Buying distressed residential properties with cash is a great investment idea because distortions have made them extremely cheap.

Distortion is the mother of great investment opportunities.  The truth is that profits almost always come at the expense of others who distort the market either through errors in judgment or operational constraints.

In the distressed properties market, the distortions mainly come from big banks.

First, banks are stuck with foreclosed properties they want to get rid of as fast as possible.  In many cases, they don’t maximize their returns because they’re not in the business of selling homes.  They don’t hold out for higher offers, cleanup the property to make it more presentable, and make minimal repairs to boost sales value.

Second, on the lending side, the lending standards of banks and mortgage lenders are currently so high than even qualified buyers sometimes can’t get reasonable mortgages.  For purchases of distressed residential properties, lenders are sometimes even more reluctant.

Third, big banks and hedge funds, the controllers of capital and the major beneficiaries of QE2 in the US, don’t invest in individual residential properties because they need to deploy their capital in bulk.   These capitalist simply don’t have the time, will, or experience to grind out profits in the residential properties market.  If it takes a stroke on the keyboard to invest $2 billion in the S&P 500 while it would take thousands of workers to invest that amount of money in residential homes, banks and hedge funds will choose the former.

Fourth, many individual buyers are operationally constrained from buying distressed properties at auctions.  They may not know how buying distressed properties works or may have no desire to get involved.  If the distressed properties are neglected and in need of repairs, some buyers won’t want to touch them.

Fifth, there is an oversupply of distressed properties because big banks often aren’t nimble enough to re-negotiate mortgages to allow existing homeowners to stay in their homes at market-value mortgage rates.  Instead, they unnecessarily foreclose on homes, fetch terrible prices for them, and flood the residential properties market with cheap inventory.

The first four distortions deprive the residential properties market of buying demand.  The fifth distortion floods it with cheap supply.  The end result is extremely undervalued homes for investors who are able to buy them.

Investors shouldn’t buy homes for capital appreciation on valuation considerations – unless their investment horizons are very long – because the five distortions will keep real estate prices low for the medium-term.

Instead, they should buy homes for the cash flow (i.e. rental income) or flip them on operational constraint considerations.
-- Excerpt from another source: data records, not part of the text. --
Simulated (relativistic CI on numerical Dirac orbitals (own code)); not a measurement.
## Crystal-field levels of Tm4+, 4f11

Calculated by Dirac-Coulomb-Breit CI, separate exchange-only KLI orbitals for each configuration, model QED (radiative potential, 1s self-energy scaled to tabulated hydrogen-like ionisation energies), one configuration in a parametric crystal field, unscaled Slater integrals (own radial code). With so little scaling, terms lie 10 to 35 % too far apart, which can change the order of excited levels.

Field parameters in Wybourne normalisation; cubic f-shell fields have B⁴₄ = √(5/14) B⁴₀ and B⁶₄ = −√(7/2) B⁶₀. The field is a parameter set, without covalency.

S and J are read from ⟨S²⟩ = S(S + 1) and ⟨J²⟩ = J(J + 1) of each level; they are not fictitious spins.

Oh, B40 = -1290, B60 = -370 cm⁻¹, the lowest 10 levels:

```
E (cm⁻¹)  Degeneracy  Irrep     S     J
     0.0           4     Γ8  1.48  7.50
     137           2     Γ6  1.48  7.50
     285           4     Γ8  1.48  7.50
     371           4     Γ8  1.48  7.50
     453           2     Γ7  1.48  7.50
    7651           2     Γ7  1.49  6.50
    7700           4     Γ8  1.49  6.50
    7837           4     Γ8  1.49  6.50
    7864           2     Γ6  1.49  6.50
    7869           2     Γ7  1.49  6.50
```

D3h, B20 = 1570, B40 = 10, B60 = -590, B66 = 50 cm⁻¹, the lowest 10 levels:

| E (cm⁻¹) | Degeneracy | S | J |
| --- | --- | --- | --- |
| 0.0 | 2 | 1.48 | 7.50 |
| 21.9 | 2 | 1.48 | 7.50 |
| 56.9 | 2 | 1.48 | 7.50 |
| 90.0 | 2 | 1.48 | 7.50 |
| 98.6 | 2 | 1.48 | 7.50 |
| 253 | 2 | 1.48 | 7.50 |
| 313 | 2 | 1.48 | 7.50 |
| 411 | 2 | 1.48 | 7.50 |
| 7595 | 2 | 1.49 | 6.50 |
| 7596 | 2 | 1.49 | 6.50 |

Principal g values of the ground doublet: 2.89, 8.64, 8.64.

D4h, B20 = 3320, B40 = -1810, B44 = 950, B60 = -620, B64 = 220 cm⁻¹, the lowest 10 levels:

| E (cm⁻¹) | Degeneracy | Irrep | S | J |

Buying homes for cash flow requires the correct assessment of rental demand versus purchase price and other costs (like insurance and properties tax).  It also requires the ability and willingness to act as a landlord.

Flipping homes on operational constraint considerations, which is more risky, involves buying distressed properties, cleaning them up, making a few repairs, and passing them off as “normal” home available for the average buyer.

This article contains the current opinions of the author and should not be considered investment advice.